The chairs said the decision recalled the “disappointment” felt by the sector following the 2022 scrapping of the national assessment and accreditation system, given “the significant investment made by practitioners and leaders in promoting and engaging with [NAAS]”. NAAS enabled local authority children’s social workers and practice supervisors to gain accredited status based on passing an assessment.

“We would hope that further dialogue and curiosity about the benefits and scope of a national leadership development programme is promptly actioned,” the network chairs said.


One Response to Axing leadership training scheme risks undermining support for social workers, warn PSWs

  1. Christian Kerr May 1, 2024 at 3:24 pm #

    ‘[T]he network chairs said some areas had “reduced or stopped previously locally delivered leadership training following Pathways involvement and have not planned for or budgeted for an alternative”.

    Which speaks directly to core concern of those who have been critical of the centralised, government-controlled Frontline from the outset: that privileging a particular organisation and its models at the expense of all others risks this very outcome. The alternatives have faded because Frontline has had preferential treatment and funding.

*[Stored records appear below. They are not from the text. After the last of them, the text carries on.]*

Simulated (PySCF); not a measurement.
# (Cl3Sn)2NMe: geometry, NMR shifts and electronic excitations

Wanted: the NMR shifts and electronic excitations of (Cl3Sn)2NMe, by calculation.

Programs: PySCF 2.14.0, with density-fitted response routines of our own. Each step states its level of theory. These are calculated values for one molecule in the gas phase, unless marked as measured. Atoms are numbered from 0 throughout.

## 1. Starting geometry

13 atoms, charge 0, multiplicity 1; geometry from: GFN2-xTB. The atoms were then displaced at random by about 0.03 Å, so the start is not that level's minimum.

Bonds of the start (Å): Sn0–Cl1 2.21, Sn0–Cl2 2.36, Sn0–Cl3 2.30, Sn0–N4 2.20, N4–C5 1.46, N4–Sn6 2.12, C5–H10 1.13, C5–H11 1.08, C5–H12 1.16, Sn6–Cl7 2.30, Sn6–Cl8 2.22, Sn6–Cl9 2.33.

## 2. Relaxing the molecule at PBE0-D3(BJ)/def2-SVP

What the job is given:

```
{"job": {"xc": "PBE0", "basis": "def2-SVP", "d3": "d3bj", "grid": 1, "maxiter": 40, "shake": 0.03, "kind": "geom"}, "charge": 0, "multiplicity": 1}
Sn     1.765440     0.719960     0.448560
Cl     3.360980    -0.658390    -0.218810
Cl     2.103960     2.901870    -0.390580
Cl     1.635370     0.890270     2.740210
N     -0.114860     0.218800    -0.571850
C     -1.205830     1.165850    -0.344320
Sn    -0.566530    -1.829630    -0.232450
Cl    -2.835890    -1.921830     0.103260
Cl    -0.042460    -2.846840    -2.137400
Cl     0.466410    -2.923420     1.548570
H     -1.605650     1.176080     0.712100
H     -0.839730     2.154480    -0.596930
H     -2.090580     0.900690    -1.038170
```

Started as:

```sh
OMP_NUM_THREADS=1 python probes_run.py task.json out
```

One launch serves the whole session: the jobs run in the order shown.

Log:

    The PCFSW network’s response is also revealing of its tendency to toe the government line (at least publicly) and once again demonstrates the degree to which local authorities have been captured by Frontline, a publicly-funded organisation backed and influenced by global big money. (See also recent statement from ADSC on this announcement:

    Where is the evidence, beyond the ‘very good local feedback’ cited above that Pathways improved the lives of children and families?

    It’s important we as social workers look beyond the rhetoric and think and talk critically about these things.